You Are My Portion O Lord – Psalm 119h – Heth

Saturday, August 2, 2009 – Tom Quinlan

57 You are my portion, O LORD;
I have promised to obey Your words.
58 I have sought your face with all my heart;
be gracious to me according to your promise.
59 I have considered my ways and
I have turned my steps toward your statutes.
60 I will hasten and not delay
to obey your commands.
61 Though the wicked bind me with ropes,
I will not forget your law.
62 At midnight I will arise to give you thanks
for your righteous laws.
63 I am a friend to all who fear you,
to all who follow your precepts.
64 The earth is filled with your love, O LORD;
teach me your decrees.

You are my portion O LORD is perhaps the central and most important theme of Psalm 119. Without the indwelling Spirit of the living God, the declarations, sentiments and prayers of Psalm 119 are unutterable by any mortal man. I don’t think it an accident that this same promise was given to Abraham, the father of faith, when God told him, “I am your exceeding great reward.” Additionally, when Israel was moving into the promised land and it was being divided among the twelve tribes, the tribe of Levi was not given a specific portion. Rather, it was said,

That is why the Levites have no share or inheritance among their brothers; the LORD is their inheritance… Deut 10:9

I have promised to obey Your words… This promise is only worth its salt because of the statement that preceded it. Unless the Lord is our portion… unless the Lord Himself indwells us and makes that commitment through us then the promise is empty and vain. Israel made this same promise after hearing the Law at Mount Sinai for the first time:

The people all responded together, “We will do everything the LORD has said.” Exodus 19:8

Though that promise has not been kept by Israel, even up to this day, both Jeremiah and Ezekiel saw a fulfillment of that promise in the last days because of a new covenant that the LORD would be making with Israel:

“This is the covenant I will make with the house of Israel after that time,” declares the LORD. “I will put my law in their minds and write it on their hearts. I will be their God, and they will be my people. Jeremiah 31

I will give you a new heart and put a new spirit in you; I will remove from you your heart of stone and give you a heart of flesh. And I will put my Spirit in you and move you to follow my decrees and be careful to keep my laws. Ezekiel 36:26-27

Saul of Tarsus is a kind of first fruits example of the fulfillment of this promise. He was so sure that he was pursuing God with all his heart and he was full of his own version of law-keeping zeal. He was working feverishly to stamp out some new strain of heresy that claimed that Jesus of Nazareth had risen from the dead. That is, until he had his own encounter with the risen Jesus: “Saul, Saul, why do you persecute Me?”

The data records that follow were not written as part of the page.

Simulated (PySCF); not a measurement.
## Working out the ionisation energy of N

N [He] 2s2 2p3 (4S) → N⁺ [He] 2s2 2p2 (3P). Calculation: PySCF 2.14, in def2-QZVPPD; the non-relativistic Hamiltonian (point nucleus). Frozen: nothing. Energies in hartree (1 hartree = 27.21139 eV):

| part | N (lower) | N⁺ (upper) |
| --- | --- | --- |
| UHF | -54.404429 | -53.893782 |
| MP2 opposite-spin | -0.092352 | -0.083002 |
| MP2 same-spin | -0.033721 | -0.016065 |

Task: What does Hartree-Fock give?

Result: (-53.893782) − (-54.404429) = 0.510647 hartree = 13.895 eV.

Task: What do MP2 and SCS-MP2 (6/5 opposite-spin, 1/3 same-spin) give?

In the light of that confrontation, Saul was able to consider his ways and turn his steps toward the Lord’s statutes. In an instant, his entire view of God and the world died a sudden and horrible death. As with Goliath, the Living Stone (Jesus), struck Saul right between the eyes, sunk into his skull, and laid him low in the dust. He was a dead man, and may not have even had time to consider that he was passing from the ranks of the persecutor to the persecuted. Everything he “knew” about God was transformed into dung.

Many of the themes of the great Epistles of the New Testament were written on Paul’s heart that day:

“We know that our old self was crucified with Him… “ Romans 6

“I have been crucified with Christ; it is no longer I who live, but Christ lives in me; and the life which I now live in the flesh I live by faith in the Son of God, who loved me and gave Himself for me.” Galations 2:20

“But now a righteousness from God, apart from the Law, has been made known…” Romans 3:21

I will hasten and not delay, to obey Your commands – Mere days after Ananias prayed for Paul and the scales fell from his eyes, scripture says: “At once, he began to preach in the synagogues that Jesus is the Son of God.” Acts 9:20 You might think that being made guilty of the shedding the Lord’s blood would paralyze one with guilt and shame, but in actuality it a necessary qualification for receiving the Gift of the Holy Spirit. It is the straight and narrow gate that leads to Eternal Life. Paul went through that narrow gate and came out a NEW kind of man. “Behold! Old things are passed away and all things are become new.” By faith Paul was already living in that city where there is no need of the sun “because the Lamb is the light thereof…” Revelation 21:23

At midnight I will arise to give you thanks – Living by the light and life of the Lamb is why Paul and Silas were able to sing hymns at midnight after being severely flogged. That demonstration of the life of God (in the face of harsh persecution) shook the foundations of the earth then, and it will do the same now. Because of what Jesus did at the cross, His resurrection life, which is the gift of the Holy Spirit, is available to anyone who will receive it. “The Word is near you; it is in your mouth and in your heart”.

The earth is FILLED with Your love O Lord! – Jesus did not leave a single sin unpaid for. He tasted death for every man. (Hebrews 2:9) Teach me your decrees. – What remains for us is to be instructed of these truths in every circumstance; to take every thought captive to the obedience of Christ and the power of His resurrection.